I would have felt much better, except I had to immediately hunker down and edit, not one, but essentially two interwoven films, to the level of precision and quality generally expected of our productions. Therefore, I didn't get to feel better until late the next evening, when once again, we pressed against the deadline to complete and deliver the film. Proving once again that it doesn't matter how much time you give us, we'll probably not finish until the last possible moment.

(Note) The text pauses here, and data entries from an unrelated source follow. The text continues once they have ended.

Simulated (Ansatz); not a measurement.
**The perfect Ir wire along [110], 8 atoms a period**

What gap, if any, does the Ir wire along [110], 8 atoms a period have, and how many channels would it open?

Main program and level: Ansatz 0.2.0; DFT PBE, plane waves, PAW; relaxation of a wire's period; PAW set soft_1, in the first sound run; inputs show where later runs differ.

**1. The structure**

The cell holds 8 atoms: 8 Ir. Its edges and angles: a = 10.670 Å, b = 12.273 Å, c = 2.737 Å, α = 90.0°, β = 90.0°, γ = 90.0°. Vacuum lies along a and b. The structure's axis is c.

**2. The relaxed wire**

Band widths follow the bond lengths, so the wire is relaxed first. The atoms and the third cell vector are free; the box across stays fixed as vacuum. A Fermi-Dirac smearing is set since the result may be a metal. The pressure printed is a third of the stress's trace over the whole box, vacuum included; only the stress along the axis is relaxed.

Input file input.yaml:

The finished film is something to behold. In form, it's quite accidentaly the most bizarre and challenging film we've made. It looks and sounds nice, and the acting is solid throughout, including the improved reactions. If any of this had been intentional, we could be lauded as mavericks, geniuses. They probably won't have a chance, however, since we can't seem to stop talking about screwed up we have been lately, and relating the depths of our great disasters, as I am now.

The whole affair was a lot more fun a couple years ago when we did not know so much or have as high expectations as we do today. Ignorance was bliss. There was no pressure. Back then, it seemed that we got all the breaks. Nowadays, everything seems broken. It'll be nice to leave calendar year 2007 behind us. 2008 may well bring with it a slew of Widlifeless film festival acceptance letters, prizes, and acclaim. 2007 brought only misery.

A year from now, we could well be watching this film nostalgically, a comical record of one of our grandest failures.

My final step in editing was to add a title. I didn't have the pride to put our name or logo up front, as has been the custom. Rather, it was the last thing I added. A simple ALL CAPS Arial Black string respresenting ourselves. It immediately follows another title: GOODBYE, CRUEL WORLD.



Gabe said...

The most ironic part - Friday night Brock and I set out with the intention of making this one of the least stressful filming experiences to date. Thus, the simple story and single location.

We even "studied" notable shorts from the likes of Spike Jonze, Michel Gondry, and others. We found that some of their really good shorts also used a single location and simple story. What made them stand out was the acting and cinematography. We were going to use the same strategy. We also knew the other filmmakers would be prone to stressing themselves out with getting something grandiose. It is the "All Stars" after all. Brock and I didn't want any part of that kind of stress. We wanted to have fun. And we did when we wrote it.

If we had better prior arrangements with a location, or just complete control of one, it still would have been the least stressful film. Friday night was awarded with that title. We came up with an idea and started writing a story a lot earlier than we ever did before.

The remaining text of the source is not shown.